The Argentina Investment Report for April 20, 2016

By Patrick Archer

BUENOS AIRES – Argentina tested the international debt waters on Monday and received offers over four times greater than the US$15 billion needed to settle with the holdouts. The news is summarized in an excellent analysis in today’s iProfesional by Mariano Jaimovich titled “The Fever for Argentine Bonds Encourages Local Operators.” Jaimovich says renewed optimism stems from the US$67 billion in offers Argentina received on Monday. “The successful placement of Argentine bonds could generate a local boom in the short-term attracting billions of dollars.” The investors will come as soon as Argentina is upgraded to “emerging market” status on Morgan Stanley’s MSCI index. A Raymond James report forecasts demand for Argentine bonds will be between US$6.4 and US$18.85 billion. (iProfesional)

NEW YORK – Moody’s Investors Service has raised its rating on Argentine debt to “B3” from a previous rating of “Caa1” based on the expectation the country will resolve the unresolved issue with the holdouts. Moody’s, which issued a “Stable” outlook for Argentina, also based its decision on better economic policies since the election of Mauricio Macri in December. “These upgrades will lead to more investors adding Argentine bonds to their portfolios, although we are still far from the desired investment grade,” concludes Ambito Financiero which predicted the upgrade last month and anticipates a similar upgrade from S&P. (Ambito Financiero)

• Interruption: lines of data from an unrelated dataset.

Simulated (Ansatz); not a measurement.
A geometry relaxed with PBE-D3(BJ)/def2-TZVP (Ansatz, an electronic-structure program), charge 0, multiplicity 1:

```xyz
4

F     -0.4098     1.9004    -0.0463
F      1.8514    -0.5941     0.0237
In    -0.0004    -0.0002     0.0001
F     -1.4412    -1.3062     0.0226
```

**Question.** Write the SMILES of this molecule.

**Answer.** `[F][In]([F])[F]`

BUENOS AIRES – Argentina’s federal government is expected to launch an ambitious infrastructure investment program within the next sixty days. Production Minister Francisco Cabrera offered a preview: “Transportation infrastructure—roads, waterways, freight trains, ports and commuter trains—will create jobs for many people. This will begin in the next 60 days. Plans for potable water and sewer infrastructure will also generate a significant amount of employment. The financing will come from debt….international debt to generate infrastructure. The good news is there is an appetite for Argentine debt. Now we need to define what are the priorities.” (infobae)

PARISSaint-Gobain, one of the world’s leading manufacturers of construction and high-performance materials, announced on Monday it will open a new plant in Argentina to manufacture windshields for the local auto industry. The new plant, which is expected to produce 200,000 windshields a year and employ 100 workers, is scheduled to open in August. Saint-Gobain already has 1,600 employees producing construction materials at nine plants in Greater Buenos Aires and other facilities in the Argentine provinces of Cordoba, Entre Rios, Santa Fe and Tucuman. Saint-Gobain employs over 170,000 employees in 66 countries worldwide. (La Prensa)

BUENOS AIRES – In recent weeks, real estate developers have announced over US$1.2 billion in new construction projects in Buenos Aires ranging from housing to offices to shopping centers. “Real Estate Resurrection: After the Collapse, Investors Return to the Real Estate Market” is the title of Alfredo Sainz’ analysis in La Nacion which emphasizes the BA value proposition. “Local prices are much lower than cities like São Paulo, Santiago or Bogotá which are not accessible for the majority of middle class families compared to Buenos Aires. Large developers are encouraged by the possibility of recovering in a relatively short period all of the terrain lost over the past four years when currency controls collapsed the local real estate market. According to Reporte Inmobiliario, the last three years were the worst three-year period in BA new construction permit requests since 1935.(La Nacion)

SÃO PAULO – The outlook for the hotel sector in Argentina and the region is summarized in a new report from HVS titled “Trends and Opportunities in South America 2015-2016. “In general, the outlook for the hotel sector in South America is positive. The region is cheap for international investors and new funding alternatives for hotel development are being structured,” says HVS South America director Diogo Canteras. The REPORTUR summary says “The report, focusing on Buenos Aires, Lima, Santiago, Bogotá and five cities in Brazil, says the emerging market slowdown impacts demand and hotel occupancy, but the expectation is that results will improve over the medium-term which will renew interest among national and international investors. (REPORTUR)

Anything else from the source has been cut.